While you certainly can do annealing and depletion gilding with a kiln, it makes more sense to do both with a torch, in my opinion, It is quicker and takes less energy and also helps students learn to gauge temperature when using a torch. When making a jewelry piece, you often anneal multiple times, and going back and forth to a kiln makes little sense. The same is true for depletion gilding, which takes multiple cycles of heating and pickling. Enameling can certainly be done in one of the front loading cube kilns, as can metal clay, but both can also be done with a torch or with a much cheaper hotplate enameling kiln. The hotplate kiln is about $175, whereas the cubes are about $1000 or more, esp. with the programmable feature. Temperature of the hotplate could be gauged by eye or using orton cones. You could get two or three of the hotplate kilns for less than the cost of the cube and spend the rest of the money on something else. You would need to exercise some care with the hotplate kiln, but students will need to exercise just as much care with torches, which I assume they would be using.

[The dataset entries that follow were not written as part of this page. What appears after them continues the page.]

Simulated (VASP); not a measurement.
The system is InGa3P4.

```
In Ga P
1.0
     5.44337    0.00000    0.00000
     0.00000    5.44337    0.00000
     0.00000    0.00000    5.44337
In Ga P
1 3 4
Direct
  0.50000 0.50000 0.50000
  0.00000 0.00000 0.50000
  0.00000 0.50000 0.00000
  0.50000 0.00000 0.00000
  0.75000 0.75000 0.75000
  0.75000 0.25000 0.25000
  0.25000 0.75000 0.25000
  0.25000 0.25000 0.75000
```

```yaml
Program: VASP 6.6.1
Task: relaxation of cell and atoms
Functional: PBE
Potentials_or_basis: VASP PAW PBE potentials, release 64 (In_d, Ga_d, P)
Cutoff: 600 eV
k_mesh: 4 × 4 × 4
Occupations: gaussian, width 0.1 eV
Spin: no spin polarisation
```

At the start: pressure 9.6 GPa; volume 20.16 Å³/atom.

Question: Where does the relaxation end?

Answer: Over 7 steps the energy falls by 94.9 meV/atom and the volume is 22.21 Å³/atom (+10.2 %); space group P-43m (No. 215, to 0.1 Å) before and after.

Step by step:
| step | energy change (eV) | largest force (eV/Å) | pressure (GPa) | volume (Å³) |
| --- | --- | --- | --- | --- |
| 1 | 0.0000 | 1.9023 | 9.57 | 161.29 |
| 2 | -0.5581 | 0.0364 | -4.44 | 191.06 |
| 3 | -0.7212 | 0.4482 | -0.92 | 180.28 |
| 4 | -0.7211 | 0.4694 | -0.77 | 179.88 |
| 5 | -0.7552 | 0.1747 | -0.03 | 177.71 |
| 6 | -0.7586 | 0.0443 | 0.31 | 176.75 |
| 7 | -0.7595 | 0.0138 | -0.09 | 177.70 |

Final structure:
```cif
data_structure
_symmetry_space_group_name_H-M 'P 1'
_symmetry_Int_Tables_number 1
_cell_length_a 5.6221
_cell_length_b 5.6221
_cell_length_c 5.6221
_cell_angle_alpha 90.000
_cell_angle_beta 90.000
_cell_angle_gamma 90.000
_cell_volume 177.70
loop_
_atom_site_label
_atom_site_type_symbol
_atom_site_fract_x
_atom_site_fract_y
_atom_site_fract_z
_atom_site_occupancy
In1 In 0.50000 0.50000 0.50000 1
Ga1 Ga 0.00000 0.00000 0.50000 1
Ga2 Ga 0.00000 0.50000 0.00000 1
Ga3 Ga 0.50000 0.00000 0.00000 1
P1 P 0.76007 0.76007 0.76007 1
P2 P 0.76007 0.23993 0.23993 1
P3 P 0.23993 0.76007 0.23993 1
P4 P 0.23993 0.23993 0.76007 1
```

A programmable kiln might be nice, but not entirely necessary, for heat hardening sterling or Argentium. A programmable kiln is very useful, as has been mentioned, for flask burnout and it’s also great for heat treating gems, but almost no one does that. If someone is telling you you need a programmable kiln for annealing, depletion gilding, enameling and PMC, perhaps they don’t know much about these processes. It would make more sense to me to use a low tech option, as many students would not be able to afford a $1000+ kiln and should learn alternate, cheaper methods they can duplicate at home.
It’s not uncommon for school workshops to end up with all kinds of stuff someone decided they needed that isn’t used, so consider who will use the kiln and whether it is really necessary or efficient for your uses.